0
votes

I am trying to follow a video tutorial about neo4j that uses the Movies graph database found by default in neo4j.

In this tutorial there is an assignment asking to retrieve actors who played in most of the movies, ordering by count DESC and limit to 5.
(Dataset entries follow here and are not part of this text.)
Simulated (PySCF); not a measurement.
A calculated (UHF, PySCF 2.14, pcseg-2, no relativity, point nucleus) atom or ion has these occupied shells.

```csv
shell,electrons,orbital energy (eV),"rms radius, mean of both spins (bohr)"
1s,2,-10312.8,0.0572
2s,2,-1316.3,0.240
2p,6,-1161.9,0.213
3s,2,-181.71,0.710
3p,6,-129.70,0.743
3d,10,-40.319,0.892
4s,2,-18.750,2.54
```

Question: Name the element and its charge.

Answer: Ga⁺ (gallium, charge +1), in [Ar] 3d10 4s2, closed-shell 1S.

The tutorial solution doesn't match with my result and there is something I don't understand. My result get duplicates movies while I'm using a similar Cypher request.

Tutorial solution:

MATCH (actor:Person)-[:ACTED_IN]-() RETURN actor.name,
COUNT(*) as COUNT ORDER BY COUNT DESC LIMIT 5;

enter image description here

In my solution I get duplicates:

MATCH (actor:Person)-[:ACTED_IN]-(movie:Movie) RETURN actor.name,
COLLECT(movie.title), COUNT(*) as COUNT ORDER BY COUNT DESC LIMIT 5; enter image description here

"Meg Ryan" ["Top Gun", "You've Got Mail", "Sleepless in Seattle", "Joe Versus the Volcano", "When Harry Met Sally", "Top Gun", "You've Got Mail", "Sleepless in Seattle", "Joe Versus the Volcano", "When Harry Met Sally", "Top Gun", "You've Got Mail", "Sleepless in Seattle", "Joe Versus the Volcano", "When Harry Met Sally"]

When I use :

MATCH (actor:Person)-[:ACTED_IN]-(movie:Movie) RETURN actor.name,
COLLECT(DISTINCT movie.title), COUNT(*) as COUNT ORDER BY COUNT DESC LIMIT 5;

I got the same movies as the tutorials solutions but the COUNT column is still showing a duplicate movies COUNT. enter image description here

2

2 Answers

0
votes

I had similar issues with the Tutorial - it is very easy to add the same nodes multiple times with Cypher CREATE statements. Maybe this has happened to you too?

Maybe just run:

MATCH(n) return n;

and then eyeball the whole graph - the tutorial should be small enough to do this & you'll see if you have duplicates.

0
votes

You can use distinct inside count:

MATCH (actor:Person)-[:ACTED_IN]-(movie:Movie) 
RETURN 
    actor.name,
    COLLECT(DISTINCT movie.title), 
    COUNT(DISTINCT movie) as COUNT 
ORDER BY COUNT DESC LIMIT 5;

P.S. In this case result of COUNT(*) is count of patterns.